Spelling a World War I veteran’s name right after 99 years
NORTH ANDOVER, Mass. (Tribune News Service) — What's in a name? Everything, if the name is yours and it has been spelled incorrectly on a bronze plaque for nearly 100 years.
That was the case with Arthur Enaire of North Andover, whose name was spelled "Ensire" on the town's World War I memorial when it was erected in 1922.
Arthur's nephew, Leonard Enaire, 92 and also a veteran, learned about the misspelling from his father, Henry Enaire, who died in 1980.
But it wasn't until Leonard went to see the plaque for himself in Patriots Memorial Park that he appreciated the permanence of that mistake, and felt compelled to get it fixed.
"I've been trying since to get his name changed, and everybody tells me you can't work on that, if you try to take a letter off, you get water behind it, it's a big expensive job," he said. "I kept at it."
Leonard said he approached individual members of North Andover's Select Board over the years about the problem, but with no luck.
"Nobody ever got back to me," he said.
The wheels didn't start to turn until about six months ago, when Leonard talked to Joseph LeBlanc, director of veterans services for North Andover and Boxford.
LeBlanc had worked on a similar project several years ago, helping to secure a State Historic Records Advisory Board grant for the completion of North Andover's Vietnam War memorial.
So after Leonard approached him, LeBlanc asked fellow veteran service officers to recommend someone who could fix the plaque, and they told him about Jeffrey Schiff of Schiff Architectural Detail in Chelsea. Schiff recently completed alterations to the plaque, thanks to $1800 in town funds and a $200 donation from the VFW, LeBlanc said.
"This had some unique challenges," Schiff said. "Because of the nature of a cast bronze plaque, it's not prone to correction after the fact, and to do it you have to destroy it to rebuild it."

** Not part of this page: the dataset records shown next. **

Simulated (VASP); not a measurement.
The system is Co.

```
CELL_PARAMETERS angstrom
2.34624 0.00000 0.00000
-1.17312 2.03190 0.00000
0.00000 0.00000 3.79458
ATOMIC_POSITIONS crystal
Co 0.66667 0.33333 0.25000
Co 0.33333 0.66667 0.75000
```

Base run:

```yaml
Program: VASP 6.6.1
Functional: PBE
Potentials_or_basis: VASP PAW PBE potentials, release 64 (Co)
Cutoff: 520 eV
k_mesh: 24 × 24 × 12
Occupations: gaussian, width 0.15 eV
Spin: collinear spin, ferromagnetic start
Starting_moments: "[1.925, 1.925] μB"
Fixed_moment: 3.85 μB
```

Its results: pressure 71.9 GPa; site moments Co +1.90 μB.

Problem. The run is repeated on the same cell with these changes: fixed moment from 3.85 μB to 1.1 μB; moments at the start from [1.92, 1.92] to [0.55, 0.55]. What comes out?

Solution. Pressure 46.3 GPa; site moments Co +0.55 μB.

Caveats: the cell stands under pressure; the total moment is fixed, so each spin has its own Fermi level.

Working by hand and using a specially shaped chisel, he carved off the offending "s" and also the "E," which he said was damaged and needed replacing.
Finding letters to replace them with was also a challenge, because the companies that made the originals are gone, and creating new, matching letters would be too expensive.
"I created an 'a' out of a 'w,'" Schiff said. "That was not exactly matching font, nor was the 'e.' It was an old stock 'e' that I had. It's again, not a matching font, but if you get everything to a certain state visually, where it will read and the color is consistent, it will pass."
While fixing Arthur's last name, Schiff also added a star beside the name of Fred Houghton, to indicate that he had died while serving during World War l.
That fact was recently confirmed for LeBlanc in research conducted by Anne Armitage of North Andover, a member of the town's Patriotic Observance Committee. She wrote to LeBlanc that the absence of Houghton's star was a mystery that couldn't be explained, but should be corrected.
Like Arthur Drouin, who has always had a star beside his name on the plaque, Houghton died from flu in the United States while he was waiting to ship out to Europe.
Schiff also put a new star next to the name of Albert Thompson, who was killed in battle in France, but whose original star had eroded.
As with Enaire, the spelling of Thompson's name has long been a source of debate, because it appears as "Thomson" in his military records. The Thomson School in North Andover was named for him, although it spelled "Thompson" with a "p" when it opened in 1924, then changed it to "Thomson" in 1928.
According to an article by Ted Tripp that appeared in the North Andover Citizen in 2005, it seems that Thompson may have deleted the "p" when he enlisted in the Army, probably to disguise the fact that he was only 15.
"The newspaper accounts in 1918 took the Thomson name from the telegram of his death and erroneously assumed the family name was spelled the same," Tripp wrote. "The change in the name of the Thompson School to the Thomson School in 1928 could have been the result of efforts by a local veterans group or a family member who wanted the town to use Albert's Army version of the name."
But Arthur Enaire's name never enjoyed this kind of public discussion.
Leonard said he never even talked about the plaque on the World War l memorial with his uncle, who was considerably older than Leonard's father.
He didn't see Arthur often, although Arthur's wife was Leonard's godmother, and he does remember going to Arthur's funeral in Boston.
"My father told me one time that (Arthur) lived in Hyde Park, in Boston, and he was a heavy equipment operator for the city," Leonard said. "I have no idea when that was."
Leonard was previously employed at the Davis and Furber machine shop in North Andover, and worked for the town from 1970 to 1994, driving a rubbish truck and working for the highway department.
He also served in the Army from 1948 to 1951, and said that experience played a role in his determination to get the plaque fixed.
"The name was wrong, and the veterans always say, leave no one behind, we always take our people back," Leonard said. "Being a veteran myself, it bothered me. Here's a guy, he's on the list, people think that's his name, which it's not. He should have been just like everybody else. His name should have been correct in the first place."
While Leonard wanted the memorial to honor his uncle accurately, he also wants future generations of Enaires to be able to look at its plaque and feel nothing but pride.
"I've got kids and grandkids," he said. "They might look at it sometime and say, 'My name is on there.'"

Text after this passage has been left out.